We don’t always see what is right before our eyes, though we think we do. Inattentional blindness is a phenomenon in which we fail to perceive something in plain sight due to where we’re focusing our attention at the time. It’s one reason people fail to notice motorcycles on the road, gorillas walking through the middle of a basketball game, and all sorts of information during conflict.
A few years ago a group of Harvard psychologists conducted a study to explore the ways our agendas influence what we actually see. They asked research subjects to view a videotape of six people basketball players passing the ball and count the number of passes made by one of the teams.
In one video of the basketball game, a tall woman with an open umbrella walked through the center of the action, clearly visible for about five seconds. In a second video, a shorter woman in a gorilla costume walked through the action, also for about five seconds.
How do you miss a gorilla walking through the middle of a basketball game?
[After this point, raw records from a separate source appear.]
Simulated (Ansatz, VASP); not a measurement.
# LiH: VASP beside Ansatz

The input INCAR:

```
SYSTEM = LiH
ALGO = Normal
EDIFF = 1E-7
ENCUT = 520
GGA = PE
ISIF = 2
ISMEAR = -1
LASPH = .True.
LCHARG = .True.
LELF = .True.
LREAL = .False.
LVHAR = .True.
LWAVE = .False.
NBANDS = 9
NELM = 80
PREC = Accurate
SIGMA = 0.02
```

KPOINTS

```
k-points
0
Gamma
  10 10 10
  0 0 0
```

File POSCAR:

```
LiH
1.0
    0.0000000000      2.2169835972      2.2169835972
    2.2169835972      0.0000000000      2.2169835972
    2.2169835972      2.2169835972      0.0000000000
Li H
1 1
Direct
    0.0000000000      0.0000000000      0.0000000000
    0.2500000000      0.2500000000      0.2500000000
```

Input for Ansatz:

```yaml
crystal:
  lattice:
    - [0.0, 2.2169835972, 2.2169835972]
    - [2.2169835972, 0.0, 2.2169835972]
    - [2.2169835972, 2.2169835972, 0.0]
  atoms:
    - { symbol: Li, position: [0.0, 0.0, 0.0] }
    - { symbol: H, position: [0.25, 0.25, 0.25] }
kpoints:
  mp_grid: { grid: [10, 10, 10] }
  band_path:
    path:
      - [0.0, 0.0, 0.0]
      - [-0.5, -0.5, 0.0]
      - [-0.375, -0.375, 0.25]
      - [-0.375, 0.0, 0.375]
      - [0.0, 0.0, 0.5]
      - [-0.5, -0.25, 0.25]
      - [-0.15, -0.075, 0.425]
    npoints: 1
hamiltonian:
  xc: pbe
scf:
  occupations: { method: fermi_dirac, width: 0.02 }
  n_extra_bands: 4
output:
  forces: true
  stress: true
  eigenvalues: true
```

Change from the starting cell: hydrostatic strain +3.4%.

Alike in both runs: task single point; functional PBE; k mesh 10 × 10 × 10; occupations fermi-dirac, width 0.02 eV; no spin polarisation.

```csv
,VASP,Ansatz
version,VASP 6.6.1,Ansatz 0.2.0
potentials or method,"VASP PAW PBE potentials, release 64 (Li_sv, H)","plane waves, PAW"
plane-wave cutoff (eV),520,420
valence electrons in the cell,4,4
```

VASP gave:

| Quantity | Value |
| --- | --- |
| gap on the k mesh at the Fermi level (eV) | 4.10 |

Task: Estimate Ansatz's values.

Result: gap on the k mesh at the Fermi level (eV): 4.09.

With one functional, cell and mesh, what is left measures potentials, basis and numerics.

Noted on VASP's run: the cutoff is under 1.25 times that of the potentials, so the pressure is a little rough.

Participants in the study were asked if they’d seen anything odd. Thirty-five percent of the observers didn’t notice the woman at all. Even more surprising, 56% of the observers didn’t notice the gorilla.
A control group of research subjects were asked to watch the video without being asked to count passes. Most of these participants readily noticed the odd visitors walking through the action.
Essentially, research subjects saw only what they were asked to see, the number of passes being made. The assigned task of counting caused them to miss information that was extraneous to that task — their minds filtered it out.
This “selective looking” is a form of inattentional blindness, the phenomenon of missing conspicuous events due to where we’re focusing our attention.
Inattentional blindness in conflict
When we’re in conflict with someone, we are often predisposed to thinking or feeling about them in a certain way, based on past experience: She’s so passive-aggressive. He’s manipulative. She lies. He’s too controlling.
When we do this, we’re essentially counting basketball passes — we’re filtering out information that challenges our conclusions and beliefs, and focusing on information that supports them. This happens subconsciously and it’s one reason that someone viewing the conflict from “outside” will notice things those involved don’t.